This bill mandates the transfer of spent nuclear fuel from the Prairie Island nuclear generating plant to a newly authorized storage facility at the Monticello nuclear generating plant. It allows the public utility to withhold funds from the renewable development account to cover the transportation costs associated with this transfer. Additionally, the bill amends several sections of Minnesota Statutes, including provisions related to limitations on dry cask storage and the establishment of a renewable development account. Key amendments include the requirement for constructing the spent fuel storage facility and the stipulation regarding the withholding of funds for transportation costs. The bill also repeals certain sections of Minnesota Statutes related to renewable energy production incentives, streamlining the funding process for renewable development.

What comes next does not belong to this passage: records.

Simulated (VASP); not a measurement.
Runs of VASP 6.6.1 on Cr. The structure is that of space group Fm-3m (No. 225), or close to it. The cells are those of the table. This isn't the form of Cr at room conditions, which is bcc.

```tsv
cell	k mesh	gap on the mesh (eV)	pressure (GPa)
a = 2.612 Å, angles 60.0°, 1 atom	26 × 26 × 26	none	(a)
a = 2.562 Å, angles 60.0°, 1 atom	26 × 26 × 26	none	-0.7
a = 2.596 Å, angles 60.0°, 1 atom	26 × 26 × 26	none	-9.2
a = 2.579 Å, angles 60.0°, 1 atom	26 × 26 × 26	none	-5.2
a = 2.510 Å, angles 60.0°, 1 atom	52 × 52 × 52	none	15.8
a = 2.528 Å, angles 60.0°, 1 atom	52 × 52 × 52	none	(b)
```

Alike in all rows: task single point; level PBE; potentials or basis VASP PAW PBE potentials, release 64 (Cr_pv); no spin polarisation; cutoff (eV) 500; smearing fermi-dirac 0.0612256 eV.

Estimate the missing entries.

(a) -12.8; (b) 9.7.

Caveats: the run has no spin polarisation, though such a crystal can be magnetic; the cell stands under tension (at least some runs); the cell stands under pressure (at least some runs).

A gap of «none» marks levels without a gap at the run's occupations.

Furthermore, the bill outlines eligibility criteria and payment structures for incentive payments related to renewable energy facilities, specifically targeting qualified on-farm biogas recovery facilities, hydropower facilities, and wind energy conversion facilities. It defines a "qualified on-farm biogas recovery facility" and establishes payment rates based on electricity generation for different facility types. The bill also allows subsequent owners of qualified facilities to continue receiving incentive payments if they meet eligibility criteria and details the application process for these incentives. The commissioner of commerce is responsible for determining eligibility and ensuring compliance, ultimately aiming to promote renewable energy generation through financial incentives while maintaining ownership and operational standards.